The Cambridge History of English and American Literature in 18 Volumes (1907–21).
Volume III. Renascence and Reformation.

XI. The Poetry of Spenser

§ 18. Summary view of Spenser’s genius

To sum up the foregoing sketch of the poetry of Spenser, it will be seen that he differed from the great European poets who preceded or immediately succeeded him, in that he made no attempt to represent in his verse the dominant moving spirit in the world about him. Chaucer and Shakespeare, the one in the fabliau, the other in the romantic drama, held “the mirror up to nature” and showed “the very age and body of the time his form and pressure.” Ariosto, by blending the opposite forms of the fabliau and the roman, reflected the genius of knight errantry as it appeared to the sceptical onlooker in courts. Milton succeeded in telling the Christian story of the loss of Eden in the form of the pagan epic. While Dante, like Spenser, made allegory the basis of his poetical conception, no more vivid picture can be found of contemporary life and manners in Italian cities under the Holy Roman Empire than in The Divine Comedy. But, in the conduct of his story, Spenser never seems to be in direct touch with his times: his personages, knights or shepherds, wear plainly the dress of literary masquerade; and, though the fifth book of The Faerie Queene, published in 1596, deals allegorically with such matters as the revolt of the Netherlands and the recantation of protestantism by Henri IV of France, it contains no allusion to the Spanish armada.

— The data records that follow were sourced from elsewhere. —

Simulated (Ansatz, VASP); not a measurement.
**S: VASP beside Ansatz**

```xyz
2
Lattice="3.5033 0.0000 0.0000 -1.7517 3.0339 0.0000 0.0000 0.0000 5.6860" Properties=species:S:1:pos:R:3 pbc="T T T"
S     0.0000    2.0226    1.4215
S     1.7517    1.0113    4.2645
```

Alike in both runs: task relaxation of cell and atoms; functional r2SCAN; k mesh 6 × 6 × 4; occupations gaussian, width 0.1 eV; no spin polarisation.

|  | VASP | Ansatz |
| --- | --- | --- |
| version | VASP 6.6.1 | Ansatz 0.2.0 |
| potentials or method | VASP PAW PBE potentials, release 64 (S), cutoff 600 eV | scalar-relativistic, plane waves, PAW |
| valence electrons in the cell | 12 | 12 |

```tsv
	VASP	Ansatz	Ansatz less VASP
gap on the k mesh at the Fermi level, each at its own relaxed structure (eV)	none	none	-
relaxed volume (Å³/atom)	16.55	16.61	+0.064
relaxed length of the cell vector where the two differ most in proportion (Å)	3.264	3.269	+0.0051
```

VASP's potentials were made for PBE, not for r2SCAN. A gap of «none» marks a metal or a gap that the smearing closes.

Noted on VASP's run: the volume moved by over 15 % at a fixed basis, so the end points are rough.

But the very absence of clear drift and purpose in the allegory of The Faerie Queene made it a faithful mirror of the spirit of the age. Through all the early portion of Elizabeth’s reign, in which the poetical genius of Spenser formed itself, the nation, in its most influential elements, showed the doubt and hesitancy always characteristic of times of transition. A clergy, halting between catholic tradition and the doctrines of the reformers; a semi-absolute queen, coquetting in her foreign policy between a rival monarch and his revolted subjects; a court, in which the chivalrous manners of the old nobility were neutralised by the Machiavelian statecraft of the new courtiers; a commercial enterprise, always tending to break through the limits of ancient and stable custom: these were the conditions which made it difficult for an English poet, in the middle of the sixteenth century, to form a view, at once clear and comprehensive, of life and action.

Spenser himself evidently sympathised strongly with the old order that was passing away. He loved the time-honoured institutions of chivalry, closely allied to catholic ritual; he reverenced its ideals of honour and courtesy, its exalted woman-worship, its compassion for the poor and suffering. But, at the same time, he was strongly impelled by two counter-movements tending to undermine the ancient fabric whose foundations had been laid by Charles the Great: the zeal of the protestant reformer, and the enthusiasm for letters of the European humanist. The poetical problem he had to solve was, how to present the action of these antagonistic forces in an ideal form, with such an appearance of unity as should satisfy the primary requirements of his art.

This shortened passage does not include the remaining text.